The Kleisi system (pdf) looks interesting too.

Heterogenous collections

From the paper:

Our sets, bags and lists are homogenous. In order to mix objects of different types in a set, bag or list it is necessary to inject these objects into a variant type.

I started working through the HList paper a short while ago, and while I've not got all the way through it yet I believe it offers an interesting approach to the problem of typing heterogenous collections (albeit one that reminds me eerily of some of the tricks performed by Alexandrescu with the C++ template system).

I am pleased to see that the Kleisli paper addresses the question of data exchange (and self-describing data exchange at that) without making the usual gestures of obeisance towards XML. The structures under discussion - nested bags, sets and tuples - seem similar to those Hans Reiser has been looking at. There is a drive there in a similar direction: away from layering data structures on top of some existing data model, and towards developing new (combinations of) structural primitives that can express complex and variable structures in a more tractable way.

A major event

This announcement perhaps marks one of the major events in programming language history, which go on to shape the field for decades to come. It's wonderful to see Philip Wadler at the center of this effort; he is one of the few who have the broad experience and credibility to make it a success.

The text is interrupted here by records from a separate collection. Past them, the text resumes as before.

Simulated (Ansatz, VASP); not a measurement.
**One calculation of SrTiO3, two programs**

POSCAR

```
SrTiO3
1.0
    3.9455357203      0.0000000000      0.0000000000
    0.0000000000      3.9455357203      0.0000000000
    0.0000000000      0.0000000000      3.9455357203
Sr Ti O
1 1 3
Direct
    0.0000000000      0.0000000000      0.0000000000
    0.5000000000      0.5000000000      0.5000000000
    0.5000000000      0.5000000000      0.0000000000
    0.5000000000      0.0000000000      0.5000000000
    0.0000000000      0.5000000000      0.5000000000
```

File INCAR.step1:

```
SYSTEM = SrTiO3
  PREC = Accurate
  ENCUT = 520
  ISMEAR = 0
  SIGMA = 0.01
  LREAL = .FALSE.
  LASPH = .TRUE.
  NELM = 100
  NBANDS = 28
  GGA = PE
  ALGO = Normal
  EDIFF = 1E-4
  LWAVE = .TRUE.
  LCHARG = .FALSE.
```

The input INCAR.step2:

I certainly hope that the Links syntax will be inspired by the C/Java/Pascal/Python school rather than Haskell, ML, Scheme, or (worse) XML. The later languages are far from mainstream programming practice and would needlessly inhibit the language's adoption by the practical folks who are its target audience.

It is certainly unrealistic to expect that a pure functional language would succeed in the mainstream. A better tradeoff is a language with monadic effects types (but retaining mainstream syntax -- not Haskell "do" notation) which enable general imperative programs to be written naturally, and the scope of their effects clearly delimited so that the language retains a powerful and usable functional core.

Perhaps I'm confused

What exactly is important about this? Is it that it's Philip Wadler? I ask because I didn't see anything in either of the PDFs that seemed new, and I'm unclear why we need yet another web-specific language.

It's a great organizational opportunity

What exactly is important about this? [...] I'm unclear why we need yet another web-specific language
That was exactly my reaction before reading the introduction. After reading it I think the main point is not yet another language, but a gravity center for Computer Science and business communities to meet.

And of course Philip Wadler is not immune to failure, if you meant that.

Actually

I had just never heard of Philip Wadler before, to my knowledge, and the poster to whom I replied made a point of saying that it was good to see him involved, so I thought that might be important. :)

Wadler

Wadler is one of the most distinquished researchers in the field, so natrually it is interesting to see what he is up to. I suggest searching the archives - his work was discussed here many times.

Or check his CV :)

Web programming still has a long way to go

Not much of it is new, but this language is a engineering project, not a research project. The ideas have been done in other languages, but they have yet to be brought together.

However, the proposal contains some stumbling blocks. For example, if you work with Erlang enough, you start to realize that it's not statically typed because of message passing. Type systems for message passing has not been adequately solved yet. Even Wadler's type-checking tool for Erlang doesn't do much with send/receive. Joe Armstrong has created UBF, which does hint at what a message-passing type system might look like.

Yes, there are many web-specific languages, but most of them are basically the same language and aren't very good. For example, PHP is sloppy and encourages bad programming practices.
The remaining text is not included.